Dear Commons Community,
Randall Stross, professor of business at San Jose State University, had a piece in yesterday’s New York Times on computer scoring of essays specifically of the kind that are used on the standardized tests in K-12 schools. He described:
“This spring, the William and Flora Hewlitt Foundation sponsored a competition to see how well algorithms submitted by professional data scientists and amateur statistics wizards could predict the scores assigned by human graders. The winners were announced last month — and the predictive algorithms were eerily accurate.
The competition was hosted by Kaggle, a Web site that runs predictive-modeling contests for client organizations — thus giving them the benefit of a global crowd of data scientists working on their behalf…
The essay-scoring competition that just concluded offered $60,000 as a first prize and drew 159 teams. At the same time, the Hewlett Foundation sponsored a study of automated essay-scoring engines now offered by commercial vendors. The researchers found that these produced scores effectively identical to those of human graders.
Barbara Chow, education program director at the Hewlett Foundation, says: “We had heard the claim that the machine algorithms are as good as human graders, but we wanted to create a neutral and fair platform to assess the various claims of the vendors. It turns out the claims are not hype.”

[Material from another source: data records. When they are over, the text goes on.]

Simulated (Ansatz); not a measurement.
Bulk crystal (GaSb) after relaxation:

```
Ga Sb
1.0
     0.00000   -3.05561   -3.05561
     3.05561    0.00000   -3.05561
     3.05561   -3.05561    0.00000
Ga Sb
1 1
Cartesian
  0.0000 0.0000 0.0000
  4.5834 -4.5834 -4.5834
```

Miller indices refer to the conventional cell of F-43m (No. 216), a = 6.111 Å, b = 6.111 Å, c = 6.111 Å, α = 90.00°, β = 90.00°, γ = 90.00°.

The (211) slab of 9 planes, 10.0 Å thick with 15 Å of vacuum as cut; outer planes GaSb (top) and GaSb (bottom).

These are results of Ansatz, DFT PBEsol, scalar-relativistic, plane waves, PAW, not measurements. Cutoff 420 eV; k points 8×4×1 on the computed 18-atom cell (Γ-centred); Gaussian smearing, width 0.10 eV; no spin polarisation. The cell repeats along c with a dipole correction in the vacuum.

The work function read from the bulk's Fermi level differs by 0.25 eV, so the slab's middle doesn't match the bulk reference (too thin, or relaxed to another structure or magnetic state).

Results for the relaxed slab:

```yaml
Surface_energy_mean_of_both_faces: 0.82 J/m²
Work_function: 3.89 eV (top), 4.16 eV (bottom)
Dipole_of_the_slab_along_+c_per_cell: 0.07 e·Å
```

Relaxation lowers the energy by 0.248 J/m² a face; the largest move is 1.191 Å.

If the thought of an algorithm replacing a human causes queasiness, consider this: In states’ standardized tests, each essay is typically scored by two human graders; machine scoring could replace one of the two. And humans are not necessarily ideal graders: they provide an average of only three minutes of attention per essay. Ms. Chow says.
We are talking here about providing a very rough kind of measurement, the assignment of a single summary score on, say, a seventh grader’s essay, not commentary on the use of metaphor in a college senior’s creative writing seminar.”
The article goes on to make the case that if for nothing else the software could be used as a cost-effective way of scoring these types of essays by eliminating at least one of the human scorers.